By Raw Fisher
Tuesday, August 26, 2008
From Marc Fisher's blog, Raw Fisher
School renovations aren't going so well, teachers are resisting Chancellor Michelle Rhee's ambitious plan to undo decades-old seniority rules, and student performance remains persistently miserable.
Despite her stunning ability to push dramatic change through a historically resistant political structure, the District's schools chancellor is getting a little bit desperate. The evidence: Last week's announcement of a deeply cynical effort to pay D.C. middle-schoolers to attend school, behave decently and perform in the classroom.

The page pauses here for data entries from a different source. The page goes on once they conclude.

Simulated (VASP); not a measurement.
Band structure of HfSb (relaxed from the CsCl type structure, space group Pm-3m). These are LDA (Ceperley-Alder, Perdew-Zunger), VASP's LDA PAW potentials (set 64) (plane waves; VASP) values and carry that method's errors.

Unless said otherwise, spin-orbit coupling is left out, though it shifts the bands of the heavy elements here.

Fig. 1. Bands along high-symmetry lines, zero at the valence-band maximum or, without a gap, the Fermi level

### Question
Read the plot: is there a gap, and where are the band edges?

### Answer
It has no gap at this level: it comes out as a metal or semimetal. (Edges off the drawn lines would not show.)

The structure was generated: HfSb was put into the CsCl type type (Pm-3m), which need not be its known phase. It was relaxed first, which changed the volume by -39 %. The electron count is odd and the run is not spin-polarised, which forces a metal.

Yes, pay them, as in cash money. Rhee, Mayor Adrian Fenty and Harvard University economist Roland Fryer, a 30-year-old wunderkind who has taken on some highly controversial topics in novel and fascinating ways, are teaming up on a pilot project to be rolled out in October in 14 District middle schools. Kids who show up, follow the rules and meet academic goals will collect points that could earn them paychecks of as much as $100 every two weeks -- per kid. The money -- the city expects to spend $2.7 million the first year -- will be deposited in bank accounts in each student's name.
No reasonable person expected Rhee to produce better test scores in such a short time. So why would she and Fenty embrace an unproven and depressingly classist, bordering on racially condescending, tactic like "Capital Gains," the city's name for a program it first introduced as -- egad! -- "School Is Money."
( H old it right there: You can't just drop in that bit about race and move on.
(Right. But how else to explain a program that assumes that underperforming, inner-city black students must be paid to attend and perform in school, while no one has ever suggested that such an approach is even worth discussing for more affluent, suburban, white children? Fryer, who has implemented versions of his plan in New York and Chicago, offers this defense: "We have incentive programs in our suburbs. Kids get shiny red cars at graduation." For a Harvard economist to offer that silly stereotype as justification for treating inner-city students as if they are incapable of absorbing a pure love of learning is nauseating and, yes, smacks of racial condescension.)
Ever since she got to town, Rhee has won the hearts and minds of parents by talking about instilling in young Washingtonians that love of discovery. That's why she's fought the narrowing of curriculum forced onto school systems by the No Child Left Behind test mania. That's why she's recruited a new generation of teachers to replace those who believed that "these kids" -- the mainly low-income black students who account for nearly nine in 10 D.C. students -- cannot learn.
So how does she now justify paying kids to take school seriously?
Washington's middle school students are failing in spectacular fashion. In national test scores, the District ranks last among all urban districts, with only 12 percent of eighth-graders proficient in reading and only 9 percent at grade level in math.
"These numbers are absolutely dismal," Rhee said. "Middle school is a turning point. These are the years when they crystallize their attitudes toward education. This is the time for some sort of radical intervention."
So far, so good. But here's Rhee's rationale for paying kids: "This is exactly what life is about. You get a paycheck every two weeks. We're preparing children for life, for their jobs."
Really? I asked the chancellor if that's her motivation for her tireless work in the schools.
"Do I do my work for the money? Absolutely not. However, would I do this job if I wasn't paid at all?" She couldn't do that, she said, but that was a deflection of the question. Of course, no one who does creative or enterprising work is in it solely for the bucks. At every level, whether executive or clerk, the energy put into the job is determined far more by a sense of pride, belonging or achievement. That doesn't mean money isn't a factor in job happiness. But money is at best a short-term, superficial motivator.
School, as Rhee has often said, should not be a grim, bottom-line enterprise. If you can get kids to discover the satisfaction of mastering new material, you have them hooked. Paying them is the ultimate expression of surrender.
Fryer does not claim to have evidence that his program works, though he hints he will have data this fall indicating some success. But early reports from another New York City pay-incentive program show no such luck: High school students offered up to $1,000 if they scored well on Advanced Placement tests were indeed more likely to take the exams but actually scored lower than those who took the test before pay incentives took effect.
Must 3,000 D.C. students really be subjected to this degrading experiment? We live in impatient times, and Mayor BlackBerry and his dynamic schools chief want to get there right now.